On 11 May 1951, the Somnath Mandir (temple) in the Western India State of Gujarat was restored and reinstalled with a view to reviving it past glory and grandeur. It had been raided and razed by Mahmud Ghaznavi in the 1Ith Century when he came plundering the fabled wealth reputed to be stored inside the Temple. That attacked and other attacks on Hindu shrines followed later by other invaders as well.

The partition of India had been a severe blow to Gandhi and Nehru’s vision of an inclusive, secular India. Within the Indian National Congress, powerful right-wing lobby existed which harboured Hindu nationalist feelings. They had taken ill of the fact that India had been partitioned to create a Muslim Pakistan. Along with other Hindu nationalists, Congress right-wing supported the call to restore the Somnath temple.

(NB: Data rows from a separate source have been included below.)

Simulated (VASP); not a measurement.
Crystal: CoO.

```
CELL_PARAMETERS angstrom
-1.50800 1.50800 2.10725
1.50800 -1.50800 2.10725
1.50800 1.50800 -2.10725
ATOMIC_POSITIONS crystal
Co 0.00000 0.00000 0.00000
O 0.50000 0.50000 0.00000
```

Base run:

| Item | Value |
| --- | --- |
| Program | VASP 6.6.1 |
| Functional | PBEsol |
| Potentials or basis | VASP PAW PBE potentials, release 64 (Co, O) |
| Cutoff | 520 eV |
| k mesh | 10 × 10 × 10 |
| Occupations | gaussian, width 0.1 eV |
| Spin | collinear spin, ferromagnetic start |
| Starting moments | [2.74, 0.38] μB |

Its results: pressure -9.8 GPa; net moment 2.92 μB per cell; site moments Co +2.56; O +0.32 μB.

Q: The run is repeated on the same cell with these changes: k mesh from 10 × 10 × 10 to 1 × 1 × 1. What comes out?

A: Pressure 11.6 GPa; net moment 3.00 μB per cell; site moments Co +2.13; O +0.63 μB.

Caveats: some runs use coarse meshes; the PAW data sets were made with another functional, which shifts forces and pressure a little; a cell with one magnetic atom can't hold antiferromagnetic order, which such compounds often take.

None other than the President of India Babu Rajendra Prasad and Union Minister KM Munshi strongly supported that movement whereas Prime Minister Jawaharlal Nehru was opposed to the Government of India getting involved in a communal movement and thus compromise the secular credentials of the nascent Indian democracy and instead establish a partisan Hindu Rashtra. The differences between him and his colleagues resulted in some bitterness. Nehru refused to perform the opening ceremony of the restored Somnath temple. President Rajendra Prasad therefore performed that ceremony.


Nehru’s refusal to take part in the re-installation ceremony of the mandir and his other secular politics were seen by right-wing Hindus as an affront to their sentiments and religion. Nehru was considered too Westernized, and pro-Muslim notwithstanding the fact that Jinnah had succeeded in getting India partitioned on a religious basis.


It was from the 1980s onwards that Hindu nationalism began to grow as an opposition force to Gandhian – Nehruvian secularism and pluralism. That movement gained momentum in the early 1990s when a call was given to avenge another outrage against the Hindu religion. It was alleged that the Babri Mosque at Ajodhya built in 1528 by the founder of the Mughal dynasty, Zahiruddin Muhammad Babur, was the exact spot where Hindu god Lord Ram was born many millennia earlier.


In the early 1990s, the movement to avenge the great wrong done to Hinduism and Lord Ram gained momentum rapidly and on 6 December 1992 the Babri Mosque was raided by thousands of devotees and fanatics and demolished. It triggered riots and resulted in much bad blood between Hindus and Muslims (about 13% of the Indian population at that time). Protracted and tense litigation followed in the courts. In November 2019, the Indian Supreme Court gave a decision in favour of the Hindu organization leading it while prescribing that the Muslims should be compensated with a land grant to build a mosque at a separate suitable place in the city.



Whatever else one may think about the decision, but there is no doubt that under the BJP-Government India is now closer to the ideal of a Hindu Rashtra (Hindu nation-state) and therefore a significant shift in the Idea of India has taken place. The Indian Constitution remains a constraint on such a tendency, however.